All of these axioms can be verified easily with truth tables.

These axioms are all that’s needed to convert any formula to a disjunctive normal form. We can illustrate how they work by applying them to turn the negation of formula (\ref{3.4.2}),

\[\label{3.4.10} \text{NOT}((A \text { AND } B) \text { OR }(A \text { AND } C)).\]

into disjunctive normal form.

We start by applying DeMorgan’s Law for \(\text{OR}\) (\ref{3.4.9}) to (\ref{3.4.10}) in order to move the \(\text{NOT}\) deeper into the formula. This gives

\[\nonumber \text{NOT}(A \text { AND } B) \text { AND NOT }(A \text { AND } C).\]

Now applying Demorgan’s Law for AND (\ref{3.4.8}) to the two innermost AND-terms, gives

\[\label{3.4.11} (\overline{A} \text { OR } \overline{B}) \text { AND }(\overline{A} \text { OR } \overline{C}).\]

At this point \(\text{NOT}\) only applies to variables, and we won’t need Demorgan’s Laws any further.

Now we will repeatedly apply The Distributivity of \(\text{AND}\) over \(\text{OR}\) (Theorem 3.4.1) to turn (\ref{3.4.11}) into a disjunctive form. To start, we’ll distribute (\(\overline{A} \text{ OR } \overline{B}\)) over \(\text{AND}\) to get

\[\nonumber ((\overline{A} \text { OR } \overline{B}) \text { AND } \overline{A}) \text{ OR } ((\overline{A} \text { OR } \overline{B}) \text { AND } \overline{C}).\]

Using distributivity over both AND’s we get

\[\nonumber ((\overline{A} \text { AND } \overline{A}) \text { OR } (\overline{B} \text { AND } \overline{A})) \text{ OR } ((\overline{A} \text { AND } \overline{C}) \text { OR } (\overline{B} \text { AND } \overline{C})).\]

By the way, we’ve implicitly used commutativity (3.7) here to justify distributing over an AND from the right. Now applying idempotence to remove the duplicate occurrence of A we get

\[\nonumber (\overline{A} \text { OR } (\overline{B} \text { AND } \overline{A})) \text{ OR } ((\overline{A} \text { AND } \overline{C}) \text { OR } (\overline{B} \text { AND } \overline{C})).\]

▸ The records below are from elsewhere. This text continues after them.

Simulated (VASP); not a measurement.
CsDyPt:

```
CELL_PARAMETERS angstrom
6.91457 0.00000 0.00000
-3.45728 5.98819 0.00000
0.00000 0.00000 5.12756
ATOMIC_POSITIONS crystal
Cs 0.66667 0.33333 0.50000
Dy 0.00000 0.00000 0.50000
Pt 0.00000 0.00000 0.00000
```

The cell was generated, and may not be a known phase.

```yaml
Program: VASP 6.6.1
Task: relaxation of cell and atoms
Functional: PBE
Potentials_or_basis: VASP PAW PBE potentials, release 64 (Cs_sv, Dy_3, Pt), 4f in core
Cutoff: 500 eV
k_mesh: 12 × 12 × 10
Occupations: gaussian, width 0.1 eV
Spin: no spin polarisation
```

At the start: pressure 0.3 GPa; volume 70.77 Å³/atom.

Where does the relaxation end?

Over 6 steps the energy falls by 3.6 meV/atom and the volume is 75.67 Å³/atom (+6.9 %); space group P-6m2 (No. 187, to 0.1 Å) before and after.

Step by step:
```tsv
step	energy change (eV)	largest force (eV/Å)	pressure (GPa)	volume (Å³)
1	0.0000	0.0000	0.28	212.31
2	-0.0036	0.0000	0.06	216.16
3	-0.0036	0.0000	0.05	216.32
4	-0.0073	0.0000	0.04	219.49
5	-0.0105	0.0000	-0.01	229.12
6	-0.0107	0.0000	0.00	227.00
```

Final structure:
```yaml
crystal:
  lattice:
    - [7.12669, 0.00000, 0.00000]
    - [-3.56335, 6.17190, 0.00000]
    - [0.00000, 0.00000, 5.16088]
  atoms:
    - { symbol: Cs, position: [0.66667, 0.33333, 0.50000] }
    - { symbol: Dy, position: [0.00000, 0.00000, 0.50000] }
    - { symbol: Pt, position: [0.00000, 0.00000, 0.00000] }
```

Associativity now allows dropping the parentheses around the terms being \(\text{OR}\)’d to yield the following disjunctive form for (\ref{3.4.10}):

\[\label{3.4.12} \overline{A} \text { OR } (\overline{B} \text { AND } \overline{A}) \text{ OR } (\overline{A} \text { AND } \overline{C}) \text { OR } (\overline{B} \text { AND } \overline{C}).\]

The last step is to turn each of these \(\text{AND}\)-terms into a disjunctive normal form with all three variables \(A, B, \text{ and } C\). We’ll illustrate how to do this for the second \(\text{AND}\)-term \((\overline{B} \text{ AND } \overline{A})\). This term needs to mention \(C\) to be in normal form. To introduce \(C\), we use validity for \(\text{OR}\) and identity for \(\text{AND}\) to conclude that

\[\nonumber (\overline{B} \text{ AND } \overline{A}) \longleftrightarrow (\overline{B} \text { AND } \overline{A}) \text { AND } (C \text { OR } \overline{C}).\]

Now distributing \((\overline{B} \text{ AND } \overline{A})\) over the \(\text{OR}\) yields the disjunctive normal form

\[\nonumber (\overline{B} \text{ AND } \overline{A} \text{ AND } C) \text{ OR } (\overline{B} \text{ AND } \overline{A} \text{ AND } \overline{C}).\]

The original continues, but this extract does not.